(AP) — A jury was seated Monday in the federal fraud trial of for former executives at the truck stop chain controlled by the family of Cleveland Browns owner Jimmy Haslam and Tennessee Gov. Bill Haslam.
The trial, which is expected to last up to six weeks, follows a 2013 raid by federal agents on the Knoxville headquarters of privately-held Pilot Flying J.
Fourteen former members of the company’s sales team have pleaded guilty to participating in a scheme to rip off trucking company customers they deemed too unsophisticated to realize they weren’t receiving the rebates they had negotiated.
Pilot earlier agreed to an $85 million settlement with most of the defrauded customers as well as a $92 million penalty to the government. The Haslam brothers have denied any prior knowledge and have not been charged with any wrongdoing.
The company’s former president and three members of the sales team are being tried in Chattanooga, about 100 miles (160 kilometers) southwest of Pilot’s headquarters.
Those excused from serving on the jury included a former law partner of one of the attorneys involved in the case; a woman who is friends with a family close to Jimmy Haslam’s children; and a man who said he would have a hard time keeping an open mind about the defendants because he knew that several other members of the sales team had already pleaded guilty and could testify against their former colleagues at trial.
Other potential jurors rejected by either the government or the defense included a truck driver, a man who works in a global accounting firm and several who said they had previously read or heard about the case.
Pilot was founded by family patriarch Jim Haslam, a former University of Tennessee football player, with a single gas station in 1958. By the time of the raid, the company had grown to become the country’s largest diesel retailer, with annual revenues of $31 billion.
In a surprise development last month, Pilot announced that it was selling a major share — and ultimately a majority stake — in the business to Warren Buffett’s Berkshire Hathaway. At the time of that announcement, Pilot said it had $20 billion in annual revenues.
The Haslam family will keep its controlling stake until 2023, when Buffett’s company will take over 80 percent of the company.
A 120-page FBI affidavit produced in support of the search warrant for the 2013 raid included transcripts of undercover recordings of Pilot employees discussing the scheme, often in crass terms. In one recorded meeting of regional sales directors at the lake house of John “Stick” Freeman, the Pilot vice president of sales told younger colleagues they should carefully target customers.
“Some of ’em don’t know what a spreadsheet is. I’m not kiddin’,” Freeman said. “So, again, my point is this: Know your customer.”

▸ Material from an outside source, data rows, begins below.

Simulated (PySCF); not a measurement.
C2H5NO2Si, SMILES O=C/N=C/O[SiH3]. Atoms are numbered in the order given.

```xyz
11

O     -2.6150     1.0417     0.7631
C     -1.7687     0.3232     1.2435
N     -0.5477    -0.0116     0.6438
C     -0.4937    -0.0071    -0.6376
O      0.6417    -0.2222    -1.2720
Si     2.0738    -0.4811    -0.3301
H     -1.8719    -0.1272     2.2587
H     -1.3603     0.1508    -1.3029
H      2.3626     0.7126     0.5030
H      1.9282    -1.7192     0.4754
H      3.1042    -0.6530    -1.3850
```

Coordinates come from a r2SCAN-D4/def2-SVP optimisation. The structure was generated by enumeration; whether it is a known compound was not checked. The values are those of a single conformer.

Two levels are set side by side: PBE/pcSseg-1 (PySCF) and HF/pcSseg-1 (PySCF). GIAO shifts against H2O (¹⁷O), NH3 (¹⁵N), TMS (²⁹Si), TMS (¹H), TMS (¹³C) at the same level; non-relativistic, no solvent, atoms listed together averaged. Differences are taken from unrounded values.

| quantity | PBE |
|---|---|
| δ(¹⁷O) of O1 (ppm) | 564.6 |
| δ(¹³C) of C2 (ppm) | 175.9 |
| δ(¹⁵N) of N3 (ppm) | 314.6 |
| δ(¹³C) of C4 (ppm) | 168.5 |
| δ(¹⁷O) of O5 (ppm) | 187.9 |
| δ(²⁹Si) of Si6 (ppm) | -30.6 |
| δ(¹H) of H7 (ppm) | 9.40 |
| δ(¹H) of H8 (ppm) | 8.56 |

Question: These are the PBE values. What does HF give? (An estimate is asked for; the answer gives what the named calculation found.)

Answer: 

Freeman, who was described in court documents as the architect of the scheme, was among four former members of the Pilot sales team who pleaded guilty in July and agreed to cooperate with federal authorities.
The remaining four going on trial are former President Mark Hazelwood, former vice president Scott “Scooter” Wombold and two other former members of the sales team, Heather Jones and Karen Mann.